Taking off my Dr. Ruth hat…we’ll switch topics.
I used to fast quite often. I’ve had both good fasts and not-so-good fasts.
At one point, I decided to quit fasting because it is just too hard on my metabolism. I know that’s not a very spiritually legitimate reason not to fast, but it is not easy being a woman in your 40’s, and that’s all I have to say about that.
We don’t fast to move God. Fasting changes us. It positions us.
It isn’t about our deprivation. It’s about our attention.
In the past, when I’ve fasted, I restricted food and focused my attention on prayer and scripture. Nothing wrong with that. It has been good for me.
But as Lent approaches, I am considering a revolutionary-to-me kind of fast.
This is what I put up on my refrigerator the other day.
Is this not the fast that I have chosen?
Is it not to share your bread with the hungry?
that you bring to your house those who are cast down?
when you see the naked person that you cover them?
and not hide yourself from you own flesh and blood?

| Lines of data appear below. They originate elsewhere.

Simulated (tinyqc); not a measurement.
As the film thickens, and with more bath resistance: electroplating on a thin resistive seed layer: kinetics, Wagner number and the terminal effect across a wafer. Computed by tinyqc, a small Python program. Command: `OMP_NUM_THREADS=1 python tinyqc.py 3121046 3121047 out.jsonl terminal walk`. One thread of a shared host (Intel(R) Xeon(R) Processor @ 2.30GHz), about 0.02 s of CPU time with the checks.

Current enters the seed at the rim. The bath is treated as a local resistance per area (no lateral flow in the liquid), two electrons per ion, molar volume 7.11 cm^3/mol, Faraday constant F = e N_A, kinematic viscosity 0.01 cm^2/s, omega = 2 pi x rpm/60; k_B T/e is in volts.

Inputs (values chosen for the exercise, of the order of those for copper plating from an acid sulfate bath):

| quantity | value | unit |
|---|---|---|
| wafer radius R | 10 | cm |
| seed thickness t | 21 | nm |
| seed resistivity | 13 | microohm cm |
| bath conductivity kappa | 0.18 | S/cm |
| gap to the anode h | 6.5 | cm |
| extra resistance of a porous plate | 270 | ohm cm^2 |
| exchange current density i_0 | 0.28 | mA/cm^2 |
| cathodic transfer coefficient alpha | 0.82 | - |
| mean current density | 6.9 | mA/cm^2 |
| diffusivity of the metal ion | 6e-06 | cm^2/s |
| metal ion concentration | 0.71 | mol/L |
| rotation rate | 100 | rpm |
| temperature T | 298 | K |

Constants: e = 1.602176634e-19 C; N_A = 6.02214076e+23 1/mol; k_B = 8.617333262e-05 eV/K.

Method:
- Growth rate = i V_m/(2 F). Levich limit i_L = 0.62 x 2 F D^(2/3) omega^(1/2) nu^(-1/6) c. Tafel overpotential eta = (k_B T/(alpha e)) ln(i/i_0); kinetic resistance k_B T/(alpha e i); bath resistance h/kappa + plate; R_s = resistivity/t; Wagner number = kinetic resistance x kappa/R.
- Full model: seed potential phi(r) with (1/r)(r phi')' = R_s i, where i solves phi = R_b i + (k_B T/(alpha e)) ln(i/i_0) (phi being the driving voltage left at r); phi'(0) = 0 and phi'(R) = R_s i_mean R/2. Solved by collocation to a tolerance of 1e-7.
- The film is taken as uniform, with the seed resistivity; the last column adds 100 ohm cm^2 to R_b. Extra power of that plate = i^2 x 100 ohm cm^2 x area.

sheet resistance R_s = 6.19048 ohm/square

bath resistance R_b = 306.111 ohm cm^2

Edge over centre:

Several times a day I walk by, stop, and squint at this. What does it mean in my life? Does it mean changing the things that I do? Does it mean waking up to things that are already happening around me?
You would think that since I was practically born in a church that my life would be filled with this, right? Nope. Just church meetings, none of this. So here I am, a seasoned christian in the slow-learners class.
I don’t know how to do this. But I am thinking that if I focused my intention and my attention in this direction for a period of time that maybe my life could change.
Then shall your light break forth as the morning
healing shall spring forth speedily
and your righteousness shall go before you
the glory of the Lord shall be your rearguard.
Then you will call, and the Lord will answer.
You shall cry, and He will say, ‘Here I am.’
Yep, I could use some of that.
In fact, I think the church could use some of that.
God says this is what we need to do to be a light.